Review: ‘Teddywaddy’ by Aussie Noise Band East Brunswick All Girls’ Choir

East Brunswick All Girls Choir is not a choir. They’re not all girls. And they’re not from East Brunswick. But they are a four-person rock outfit based in Melbourne that caught KORE’s attention because of the presence of their Yokohama, Japan-born bassist Rie Nakayama, who also plays the organ, piano and Mellotron on “Teddywaddy,” their second full-length album. They’ve released a handful of singles also through Milk! Records, which is home to the much-revered indie rocker Courtney Barnett, which certainly lends the band a great deal of credibility and high expectations.

Both the band’s name and the album title evoke the great Antipodean continental nation of Australia, the scrubby, arid land of the band’s origin. But unlike indie rock compatriots Empire of the Sun and Tame Impala, who specialize in melodious psych rock, EBGAC have a more noise ethos. This is perhaps to better reflect the aesthetic of the lead singer, the scruffy-haired Marcus Hobbs, who grew up not far from Teddywaddy, a place the bio calls “a slumbering patch of country just off the Calder Highway in northwest Victoria.” I’ve never been, so I’ll take their word for it.  

It sounds exactly like the sort of desolate place where this album would have been recorded — better to capture Hobbs’ sublimely tortured howl of a voice. Sometimes, he sounds so pretty and almost womanly, he reminds me of Freddie Mercury’s “Bohemian Rhapsody.” At other times, his voice transmogrifies into a cathartic primal scream, filled with disappointment, sorrow and rage.
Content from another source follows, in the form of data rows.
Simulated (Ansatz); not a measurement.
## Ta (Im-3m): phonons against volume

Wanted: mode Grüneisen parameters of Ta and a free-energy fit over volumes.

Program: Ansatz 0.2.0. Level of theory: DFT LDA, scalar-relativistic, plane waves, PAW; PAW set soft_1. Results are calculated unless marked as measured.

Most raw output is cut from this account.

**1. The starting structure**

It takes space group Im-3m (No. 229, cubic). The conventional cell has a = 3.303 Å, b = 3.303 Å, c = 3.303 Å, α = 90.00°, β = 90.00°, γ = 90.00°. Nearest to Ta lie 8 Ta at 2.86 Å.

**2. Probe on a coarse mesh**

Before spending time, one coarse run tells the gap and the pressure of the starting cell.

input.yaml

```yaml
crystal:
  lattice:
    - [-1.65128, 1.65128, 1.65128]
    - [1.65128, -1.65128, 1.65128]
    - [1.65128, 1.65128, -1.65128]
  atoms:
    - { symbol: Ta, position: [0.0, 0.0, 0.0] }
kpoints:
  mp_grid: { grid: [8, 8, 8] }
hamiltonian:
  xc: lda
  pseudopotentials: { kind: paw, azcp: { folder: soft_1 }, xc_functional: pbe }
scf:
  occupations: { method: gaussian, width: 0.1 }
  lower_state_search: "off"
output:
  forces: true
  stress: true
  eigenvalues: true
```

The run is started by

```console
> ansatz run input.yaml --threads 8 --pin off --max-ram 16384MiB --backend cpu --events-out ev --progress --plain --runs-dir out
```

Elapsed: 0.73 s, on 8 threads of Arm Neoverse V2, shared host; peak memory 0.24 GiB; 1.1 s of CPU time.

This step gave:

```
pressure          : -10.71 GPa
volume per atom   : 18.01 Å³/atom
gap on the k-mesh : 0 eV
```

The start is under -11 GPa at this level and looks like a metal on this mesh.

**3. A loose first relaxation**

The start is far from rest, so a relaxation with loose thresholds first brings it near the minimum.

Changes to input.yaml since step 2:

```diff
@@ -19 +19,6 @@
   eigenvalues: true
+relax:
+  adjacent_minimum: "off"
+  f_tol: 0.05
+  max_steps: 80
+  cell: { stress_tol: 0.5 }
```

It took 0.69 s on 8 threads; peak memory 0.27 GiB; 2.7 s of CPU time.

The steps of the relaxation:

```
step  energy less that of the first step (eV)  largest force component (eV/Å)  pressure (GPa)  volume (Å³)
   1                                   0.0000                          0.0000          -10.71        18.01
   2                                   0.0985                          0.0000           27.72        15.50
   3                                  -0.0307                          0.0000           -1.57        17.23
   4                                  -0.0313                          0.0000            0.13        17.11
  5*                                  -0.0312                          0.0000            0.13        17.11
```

The album begins with a sense of unease as a tremulous violin and the slow strumming of a guitar set the deliberate pace. In fact, the tempo throughout the album is often maddeningly slow. Nakayama’s synth work sets off “Never Never” with the creepy tickling of the ivories. But instead of exploding into wailing and rage, the song launches gently enough into a mellifluous sway, as Hobbs sings about the drying of peppercorns, a plant that grows in Teddywaddy.  

“Steeple People” trembles with the vibrations of a cello growing ever more strident. It fades away as the slow strumming of an electric guitar comes into focus. Although Hobbs confesses: “I’m fresh out of ideas,” the unusual stop-start and skeletal structure suggest otherwise. “You gotta keep on trying,” he says to himself.

Also pleasingly accessible is the dusty slow dance of a song, “Leave the City.” Hobbs’ vocal contrails soar and descend into a dissonant noise interlude. A wall of fuzzy guitars and feedback distortion lead you right into the next song, “Essendon 1986,” for which they shot a video (with Barnett playing a bartender listlessly polishing glasses as a special cameo).

The music video, which takes place in an eerie dance hall, is visually appropriate, because their music has a kind of rural, “Twin Peaks,” country/rock vibe, the kind of music that comes on the jukebox when the last call has been called, and you’re looking for anyone to slow dance with.

The guitars on “Essendon 1986” sound like they’re piped through an old landline. The kick drum drops into a throbbing mid-tempo New Wave rhythm, like something from Midnight Oil or Siouxsie and the Banshees. And then that androgynous voice of the lead singer leads into classic punk dissonance.

East Brunswick All Girls’ Choir’s sophomore effort is a work of art deeply rooted in its terroir, from the catharsis of wide open skies to the haunting solitude of uncharted dirt.